740.0011 EW/6–344

Memorandum by the Acting Secretary of State to President Roosevelt

Since receiving your memorandum of May 18,29 we have been giving constant study to the question of a statement designed to weaken the German will to resist.

We feel strongly that some such statement should be issued. General Eisenhower feels likewise. Ambassador Phillips, who has given considerable thought to it, has recently submitted a draft prepared jointly by him, Mr. Sherwood30 and officers of General Eisenhower’s staff and placing more emphasis on military factors. We have accordingly prepared a new draft, which takes into account Mr. Phillips’ and other suggestions and which is directed specifically at the German Army. A copy is enclosed herewith for your consideration.

If this statement meets with your approval, we would suggest submitting it to the Prime Minister and probably also to Stalin. We feel it would be wise to invite them to join with you in making it or to follow it with statements of their own, as they may think best. We realize, of course, that a Russian call for the German Army to surrender would not have much appeal but Stalin might consider such a message by you alone or by you and Churchill as an attempt to lighten only the task of our Armies in the west.

We believe the best timing for the statement would be as soon after D-Day as substantial progress has been made on the various fronts.

E. E. Stettinius, Jr.
[Annex]

Draft Statement by the President31

Soldiers of Germany, attention! The first assaults from the West have begun. The assaults from the East and South continue relentlessly. New blows will fall.

Your defeat is inevitable. In your hearts you know this is true. You know that you have nothing to hope for from prolonging the struggle. Nothing you can do can change the outcome.

Your Nazi leaders led you into war to satisfy their lust for power and conquest. They told you it would be a quick and easy victory. [Page 521] You know now how wrong they were. Your Nazi leaders caused you to bomb unprepared and unprotected peoples. For what? You have begun to learn what our bombs, which Goering and Hitler boasted could never touch the Reich, mean to you and to your loved ones. You marched across Europe—to Narvik, to Bordeaux, to Stalingrad, to Alamein. For what? Your comrades have died. For what? You who have escaped from Russia, from Africa, from Italy, have known the long and bitter road of defeat. You have begun to tread the same road back from the West. Where does that road end? You know the answer. It ends in crushing, total defeat, and in your own homeland.

Your leaders foolishly believed that they could conquer the free countries one by one before we could unite to forge our overwhelming strength. You have only begun to feel the weight of that limitless strength. It grows day by day while that of Germany is shattered and bled away.

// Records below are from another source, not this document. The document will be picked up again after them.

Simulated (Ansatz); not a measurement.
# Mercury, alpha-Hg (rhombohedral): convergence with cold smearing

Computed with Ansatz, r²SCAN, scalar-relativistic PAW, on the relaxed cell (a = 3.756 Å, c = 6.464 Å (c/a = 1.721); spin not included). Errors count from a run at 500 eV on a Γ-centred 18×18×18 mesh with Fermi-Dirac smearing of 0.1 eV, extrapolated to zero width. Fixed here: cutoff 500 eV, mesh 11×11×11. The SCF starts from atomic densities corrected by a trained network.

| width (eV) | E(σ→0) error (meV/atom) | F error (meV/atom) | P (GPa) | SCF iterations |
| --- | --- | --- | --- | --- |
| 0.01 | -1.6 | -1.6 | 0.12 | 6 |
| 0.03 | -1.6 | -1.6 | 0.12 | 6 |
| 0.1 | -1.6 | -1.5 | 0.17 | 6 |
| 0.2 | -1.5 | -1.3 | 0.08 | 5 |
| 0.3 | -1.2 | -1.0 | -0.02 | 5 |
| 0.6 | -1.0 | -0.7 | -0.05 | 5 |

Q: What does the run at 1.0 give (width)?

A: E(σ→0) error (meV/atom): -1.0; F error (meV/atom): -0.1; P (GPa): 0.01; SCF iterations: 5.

Your leaders have one remaining hope. It is that they can get a compromise peace if you can be made to resist long enough. How utterly senseless. The Allied leaders—Churchill, Stalin and I—have said again and again that we will accept from Germany nothing less than unconditional surrender. I say it again. The leaders of the German army must surrender unconditionally.

Every German life lost from now on, soldier or civilian, is a needless loss. You who will die will die without hope, without faith in your cause. For what?

Allied life, too, will be lost, but our men will die strong in the certainty that their cause is just and that their sacrifice brings nearer the day of certain, overwhelming victory.

Soldiers of Germany, what fate awaits you and your country when you lay down your arms?

We promise you nothing. Germany made terrible and disastrous mistakes. Germany must atone for the wanton destruction of lives and property she has caused. That atonement will be hard. The false philosophy of Naziism, whose falsity, evil and futility must by now be very clear to you, must be totally destroyed. I repeat, we promise you nothing, but I tell you again certain fundamental things.

The Allied leaders—Stalin, Churchill and I, have made it abundantly clear that we do not seek the destruction of the German people. I repeat, we do not seek the destruction of the German people.

We seek the goal of human freedom, for all men—a greater true liberty—intellectual, political and religious; and a greater justice, social and economic. We seek a world in which all men may live and work together in freedom and in peace. In that free and peaceful world, Germany, in due time and as she makes and proves herself worthy, will have her place.

[Page 522]

Until you cease your hopeless fight, until your leaders surrender unconditionally, the blows of the Americans, the British, the Russians and our associates will increase in number and in intensity by land, by sea and by air until our inevitable victory is complete.

  1. The memorandum read: “What do you think? F.D.R.”, and was attached to President Roosevelt’s telegram of May 18 to Prime Minister Churchill, printed on p. 513.
  2. Robert E. Sherwood, Director of the Overseas Branch of the Office of War Information.